Making Hay
Week of August 25th, 2002 | The weather was nice. School started this week.

I'm spreading eggshells on a harvested barley field

I'm spreading eggshells on a harvested barley field

Hello everyone! School started this week, so Dad finds himself having to work many hours on his own. Well, not quite alone - he has Sammy to work with, too!

Sunday, Mom used our pickup truck to help Jess move to her apartment in Storm Lake. She attends Buena Vista University, with 4 years completed, but will be student teaching this fall at the public high school. She will graduate in December. Mom stayed overnight and came home on Monday.

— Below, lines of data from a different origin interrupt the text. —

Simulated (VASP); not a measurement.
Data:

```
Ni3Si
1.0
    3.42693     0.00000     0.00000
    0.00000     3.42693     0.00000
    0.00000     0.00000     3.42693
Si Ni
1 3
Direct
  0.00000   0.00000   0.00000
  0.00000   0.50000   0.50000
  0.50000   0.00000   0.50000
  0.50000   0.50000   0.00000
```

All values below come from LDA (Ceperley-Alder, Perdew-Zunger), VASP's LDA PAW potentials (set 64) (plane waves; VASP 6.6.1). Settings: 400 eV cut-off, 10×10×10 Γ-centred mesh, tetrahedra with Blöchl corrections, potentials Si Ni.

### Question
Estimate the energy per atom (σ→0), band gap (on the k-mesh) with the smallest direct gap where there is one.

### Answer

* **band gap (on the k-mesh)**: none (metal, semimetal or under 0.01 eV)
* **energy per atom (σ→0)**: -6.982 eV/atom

We have been receiving free eggshells from an industry in New Hampton. This industry processes eggs. They break the eggs and separate the yokes from the shells. The eggshells are ground up into small, fine pieces and loaded onto a dump truck to be hauled away. We take some of the eggshells and spread it on our compost pile or on our ground. It is organically approved and it gives more nutrients to the soil. We can't use it in feed, though. We thought it would be better to use the eggshells than letting the industry dump them on a pile in the landfill. We basically are recycling the eggshells for nutrient use to our land. Using a rented manure spreader, we spread the eggshells on harvested barley fields for soil nutrients. The equipment we rented is a spreader designed to distribute material from the side instead of the back. They are called slinger spreaders. The John Deere 4020 tractor can barely pull it when the spreader is only half full! This is a big spreader. The ground looks like it has been snowed on after the eggshells were spread on it! The slinger spreader beats the eggshells up so much that the shells become a lot finer than before. We put over 100 ton of shells on about 40 acres. This gives our soil a source of calcium and a little nitrogen.

Wednesday, Dad and I repaired a feed building. This building is like a small granary. We had to cut a large hole in the backside so we can move pallets of feed in with the loader. The hole needed a door. So, we framed up the hole and started to build the door. We made a double swinging door. I painted the two doors red to match the feed building. We finished the doors on Saturday by building a lock to hold it shut.

Thursday was the first day of school for the year. I am now attending the New Hampton Community High School. I am in 9th grade. The high school is a lot different than the parochial grade school I had attended. I actually like it a lot better because I go to more classrooms and walk around more. I have different teachers throughout the day. It's a lot bigger school, but I didn't get lost. I think it is pretty easy to get around in it. I have mandatory classes that I have to take, but am taking some fun classes, too. I usually see all my friends everyday, too! I like high school a lot so far.

Friday, Mom and Dad helped move Jolene to her college dorm room. Jolene is closer to home than Jess is. She is attending University of Northern Iowa in Cedar Falls, Iowa. This is only an hour drive; Jess's school is about 3 1/2 hours away from home. Her classes start on Monday. With Jolene gone, the house is much quieter.

Farm Fact: Eggshells contain a high quantity of pure calcium. This dissolves slowly into the soil and it is available for crops. Our soils usually have ground limestone added as a calcium source but these byproducts make this liming expense unnecessary.